Curtis Phill Hsu crowned Hastings’ piano concerto champion

Curtis Phill Hsu from the USA proved the jury’s choice as winner of the Hastings International Piano Concerto Competition when it reached its climax in the White Rock Theatre last night. Report by Nick Terdre.

Curtis Phill Hsu of the USA won the 17th Hastings International Piano Concerto Competition after what the organiser described as a “scintillating” performance of Tchaikovsky’s Piano Concerto No 1 in B Flat Minor on the first evening of the final round on Friday.

The 19-year-old from the USA won the Sophia Guo Award, a cash prize of £15,000 donated by Dayu and Ling Guo, and the Hastings Fellowship, an artist development and coaching package supported by Arts Council England which provides opportunities to establish a professional career in the creative industries, and will also benefit from professional engagements, including concerts in Hastings and London with the Royal Philharmonic Orchestra.

Runner-up Harmony Zhu (photo: Peter Mould/HIPCC).

The runner-up’s prize of £7,000 went to Harmony Zhu, 18, from Canada. The other prize winners were, in third place, Chengyao Zhou (China), at 16 the youngest participant (£3,000); fourth, Derek Wang 25, of the USA  (£1,500); and fifth, Hyelim Kim, 27, from South Korea (£1,000).

The finalists were accompanied as usual by the Royal Philharmonic Orchestra, and the 10 semi-finalists by the Southbank Sinfonia which was making its first appearance in the competition. Both orchestras were conducted by Rory MacDonald.

“Exceptional” playing

HIPCC artistic director and jury president Prof Vanessa Latarche lauded the “exceptional” level of playing throughout the competition. “We were absolutely thrilled at the incredibly high standard of competition this year, and Curtis should be very proud to have been chosen as recipient of the First Prize,” she said. “He was a strong contender from the outset. Everything he played was polished and stylish.

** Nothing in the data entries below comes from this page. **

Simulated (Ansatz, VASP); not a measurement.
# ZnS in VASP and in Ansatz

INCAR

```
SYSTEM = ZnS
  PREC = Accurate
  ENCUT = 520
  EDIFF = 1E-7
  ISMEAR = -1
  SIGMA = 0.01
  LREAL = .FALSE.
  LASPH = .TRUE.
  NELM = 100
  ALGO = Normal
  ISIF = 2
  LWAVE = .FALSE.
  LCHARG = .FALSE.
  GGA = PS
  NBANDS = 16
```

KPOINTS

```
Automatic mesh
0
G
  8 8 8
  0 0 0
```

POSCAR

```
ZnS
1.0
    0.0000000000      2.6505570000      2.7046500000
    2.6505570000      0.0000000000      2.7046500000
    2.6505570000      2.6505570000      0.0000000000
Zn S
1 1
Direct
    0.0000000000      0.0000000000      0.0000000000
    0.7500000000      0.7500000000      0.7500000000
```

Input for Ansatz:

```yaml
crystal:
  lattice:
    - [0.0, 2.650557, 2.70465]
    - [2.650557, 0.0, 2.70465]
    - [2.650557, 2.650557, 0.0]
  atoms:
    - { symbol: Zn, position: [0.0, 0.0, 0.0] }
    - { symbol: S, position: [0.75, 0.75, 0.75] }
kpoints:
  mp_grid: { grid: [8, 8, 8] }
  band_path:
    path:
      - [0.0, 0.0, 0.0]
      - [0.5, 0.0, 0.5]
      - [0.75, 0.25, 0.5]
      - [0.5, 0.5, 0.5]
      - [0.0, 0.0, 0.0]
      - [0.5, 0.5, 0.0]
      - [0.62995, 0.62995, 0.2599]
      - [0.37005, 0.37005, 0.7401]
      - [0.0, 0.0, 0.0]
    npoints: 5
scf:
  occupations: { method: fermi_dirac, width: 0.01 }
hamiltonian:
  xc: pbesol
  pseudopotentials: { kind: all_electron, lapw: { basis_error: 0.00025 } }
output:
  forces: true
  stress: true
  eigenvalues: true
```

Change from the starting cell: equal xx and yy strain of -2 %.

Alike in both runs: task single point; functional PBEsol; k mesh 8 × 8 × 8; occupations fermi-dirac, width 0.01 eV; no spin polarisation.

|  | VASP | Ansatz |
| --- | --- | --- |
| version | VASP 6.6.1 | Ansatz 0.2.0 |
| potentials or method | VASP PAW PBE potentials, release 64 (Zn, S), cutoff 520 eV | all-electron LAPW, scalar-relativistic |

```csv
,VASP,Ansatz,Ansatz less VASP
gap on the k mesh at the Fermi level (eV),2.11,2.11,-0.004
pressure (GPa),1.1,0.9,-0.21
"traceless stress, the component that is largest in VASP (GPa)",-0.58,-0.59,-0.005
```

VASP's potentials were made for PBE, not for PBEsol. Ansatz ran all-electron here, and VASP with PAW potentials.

“The final Tchaikovsky was exhilarating and showed him and showed him at his most exciting and powerful. However all the competitors, and especially all those who reached the final, displayed impressive skill, virtuosity and musicianship that made our job as members of the jury a difficult one.”

She praised a wonderful 10 days of music-making, attended by a fantastic audience which had battled through adverse weather to accompany the performances. “Why shouldn’t we have world-class music in Hastings?” she asked.

The long list of prizes also included the Sussex Prize of £2,500 awarded to Curtis Phill Hsu for the best semi-final performance; the Orchestra Prize (£500) awarded by members of the RPO to Harmony Zhu, and the Hastings Prize (£500) which went to Chengyao Zhou for the best performance of a specially commissioned work – Lera Auerbach’s Time Unredeemable – which all participants had to play in the second round.

Juror Pascal Escande also chose two players – Harmony Zhu and Curtis Phill Hsu – to take part in next year’s Festival d’Auvers-sur-Oise in France.

All semi-finalists will also receive a prize of £150, Prof Latarche announced.

While the jury were considering their verdict, Shunta Morimoto, the winner of the last HIPCC in 2022, treated the audience to a short recital. Winning this competition is a valuable springboard to securing a professional career for talented young pianists, and he paid tribute to the many opportunities which his achievement has opened up for him.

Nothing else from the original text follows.